The Seahawks who will host the 49ers on Sunday night are not the same team that lost in San Francisco in Week 7. Their consistency is fueling a second-half surge that has them one win from a playoff berth.
Michael Robinson has looked at the rivalry between the Seahawks and San Francisco 49ers from both sides now.
While Robinson entered the NFL in 2006 as a fourth-round draft choice with the 49ers, he has morphed into a Pro Bowl fullback the past three seasons with the Seahawks. So who better to size up what Sunday night’s nationally televised showdown between the top two teams in the NFC West at CenturyLink Field will come down to?
“I learned a long time ago there’s two things you’ve got to do to be good in this league as a team – you’ve got to know your assignment, know where to line up; and be the same guy every day,” Robinson said. “And that’s talking about consistency.
“We’re maturing and we’re growing up and we’re learning how to be the same guy every day.”

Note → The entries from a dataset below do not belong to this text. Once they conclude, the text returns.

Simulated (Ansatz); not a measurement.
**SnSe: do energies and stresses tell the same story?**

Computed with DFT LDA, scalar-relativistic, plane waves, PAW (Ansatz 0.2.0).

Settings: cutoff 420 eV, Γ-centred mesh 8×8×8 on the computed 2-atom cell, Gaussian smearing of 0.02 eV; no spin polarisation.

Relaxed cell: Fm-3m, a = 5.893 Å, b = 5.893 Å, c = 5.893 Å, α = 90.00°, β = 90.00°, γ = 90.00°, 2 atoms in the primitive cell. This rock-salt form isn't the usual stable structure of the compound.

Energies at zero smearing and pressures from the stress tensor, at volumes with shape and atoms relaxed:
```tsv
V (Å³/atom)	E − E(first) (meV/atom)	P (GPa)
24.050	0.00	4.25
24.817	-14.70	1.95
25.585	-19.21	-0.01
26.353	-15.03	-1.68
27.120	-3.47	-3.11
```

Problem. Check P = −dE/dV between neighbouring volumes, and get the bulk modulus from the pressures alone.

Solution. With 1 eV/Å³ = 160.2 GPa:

That’s how the Seahawks have managed to win their past three games, and five of their past seven since losing to the 49ers in Week 7 in San Francisco. That’s why they’re the NFL’s No. 3-ranked team in total defense and rushing offense, and second to the 49ers in average points allowed.
That’s why they’ve already won nine games, their most since going 10-6 in 2007 and two more than they won in each of their first two seasons under coach Pete Carroll. That’s why they’re a win away from clinching a playoff spot. That’s why there’s still a mathematical chance – even if it is the slimmest of slim – that they can win the NFC West; if they beat the 49ers on Sunday night and the St. Louis Rams next week, while the 49ers also lose to the Arizona Cardinals in their regular-season finale.
All of this is even more impressive when you consider the contributions they’re getting from so many rookies. From Russell Wilson, who already has set a franchise record for rushing yards by a rookie quarterback and thrown more touchdown passes than any rookie QB in the league. To middle linebacker Bobby Wagner, who leads the team in tackles. To rush-end Bruce Irvin, who leads all NFL rookies with eight sacks. To Jeremy Lane, who started at right cornerback last week and could be there again against the 49ers. To Robert Turbin, who has rushed for 139 the past two games after taking over for leading rusher Marshawn Lynch in the second half. To J.R. Sweezy, who will play and could start at right guard against the 49ers. To Greg Scruggs, who will step in at tackle in the nickel defensive line after Jason Jones went on injured reserve this week. To Sean McGrath, who was elevated from the practice squad this week to be the No. 3 tight end.
“It just shows some of the leadership on this team,” Robinson said. “Pete really allows the guys in this locker room to take ownership of this team. Whether you’re young, whether you’re new, you come in, you get in line and do the things we’re doing and you’ll figure it out.”
Those things have allowed the Seahawks to be in this position where the rematch with the 49ers is so significant for both teams. While the Seahawks can clinch a playoff spot with a victory, the 49ers will clinch the division title for the second consecutive season with a win.
The message and the method have not been lost on Wilson, whose consistent improvement is the most obvious reason why the Seahawks’ offense has been playing at a different level since scoring just six points in that seven-point loss to the 49ers in Week 7. After failing to find the end zone in San Francisco, the offense has 3.4 touchdowns in the past seven games – with 14 passing TDs and 10 rushing.
“I think consistency is everything,” Wilson said. “I think the way you approach the week and your preparation, the preparation is in the preparation. And the way you prepare and get your mind right to play at a high level. To be consistent, you want to feel confident in your approach and what you’ve done in terms of preparation. So that allows you to play at a high level and be successful come Sunday.”
This consistency concept carries over even to a hump-game like Sunday night’s matchup. The 49ers are where the Seahawks want to be – atop the division. The 49ers have beaten the Seahawks the last four times they’ve played.
But Robinson won’t concede that it makes this game any bigger than it already is.
“I think it’s important that we win this game, just like it was important we won the last game, just like it was important that we won the game before that,” Robinson said to the reporters gathered around his cubicle in the locker room. “Again, we want to keep it as simple as possible and keep the distractions out. Let you guys worry about that.
“We just want to play football. You can write that: We just want to play football.”
Especially if they can continue to play as consistently well as they have been in a primetime, Christmas- weekend game that is dripping with potential distractions.